Figures from the latest Halifax House Price Sentiment Tracker has revealed that there is less confidence in the UK housing market this November compared to the previous year.
The survey, which was conducted in partnership with IHS Markit, found that just 14% of those asked in November felt that the value of their home rose over the last month, compared to 17% in both September and October.
For comparison, during the first lockdown, only 4% of those surveyed in May felt that the value of their home rose.
In seven of the 11 monitored regions, people felt that property prices rose on the previous month, with the sharpest increase signalled in Yorkshire & Humberside, followed by the South West of England.
Elsewhere, households in the East of England, Wales, London and the North East of England, felt that the value of their home had fallen, with the rate of decline sharpest in the North East.
Despite some regional woes, on average, more people think their house will be worth more in 12 months than those who believe it will be worth less.
According to those surveyed, just over a quarter (27%) of households believe the value of their home will have increased by this time next year, compared to only 16% back in May.

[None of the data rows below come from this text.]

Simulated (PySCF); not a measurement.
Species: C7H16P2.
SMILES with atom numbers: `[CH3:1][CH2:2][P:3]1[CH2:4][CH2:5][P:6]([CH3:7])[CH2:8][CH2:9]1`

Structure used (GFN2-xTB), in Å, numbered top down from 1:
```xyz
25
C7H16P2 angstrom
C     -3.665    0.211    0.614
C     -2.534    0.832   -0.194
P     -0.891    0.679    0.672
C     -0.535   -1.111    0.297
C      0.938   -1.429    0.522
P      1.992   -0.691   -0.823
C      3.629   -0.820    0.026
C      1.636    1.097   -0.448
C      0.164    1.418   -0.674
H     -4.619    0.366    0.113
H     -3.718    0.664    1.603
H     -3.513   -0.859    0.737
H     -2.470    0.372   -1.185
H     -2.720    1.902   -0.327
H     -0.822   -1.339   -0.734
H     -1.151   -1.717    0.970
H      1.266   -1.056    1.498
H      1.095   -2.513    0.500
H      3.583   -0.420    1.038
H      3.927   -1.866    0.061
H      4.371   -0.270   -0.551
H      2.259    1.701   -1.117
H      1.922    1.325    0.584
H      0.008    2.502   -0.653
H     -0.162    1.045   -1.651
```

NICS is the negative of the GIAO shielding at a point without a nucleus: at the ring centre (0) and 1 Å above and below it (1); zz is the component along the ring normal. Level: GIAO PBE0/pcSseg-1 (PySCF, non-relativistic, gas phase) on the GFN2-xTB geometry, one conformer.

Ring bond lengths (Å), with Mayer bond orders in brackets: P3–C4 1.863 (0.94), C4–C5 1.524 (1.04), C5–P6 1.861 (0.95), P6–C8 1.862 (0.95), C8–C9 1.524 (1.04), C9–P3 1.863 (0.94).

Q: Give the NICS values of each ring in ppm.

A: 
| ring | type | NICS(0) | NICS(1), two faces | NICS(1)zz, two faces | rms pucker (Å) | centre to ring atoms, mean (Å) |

Commenting on the tracker’s findings, Russell Galley, Halifax Managing Director, said: “UK households remain broadly confident in the strength of the property market. The perceived rate of house price growth weakened slightly during November but is nonetheless above average and a noticeable reversal from the period of negative sentiment we saw between April through to August.
“People also remain cautiously optimistic that property prices across the country will be higher in 12 months’ time. However, expectations softened from October, and remain subdued by historical standards. This is unlikely to change significantly while the macroeconomic landscape remains uncertain, with most housing market experts predicting greater downward pressure on house prices as we move into 2021.”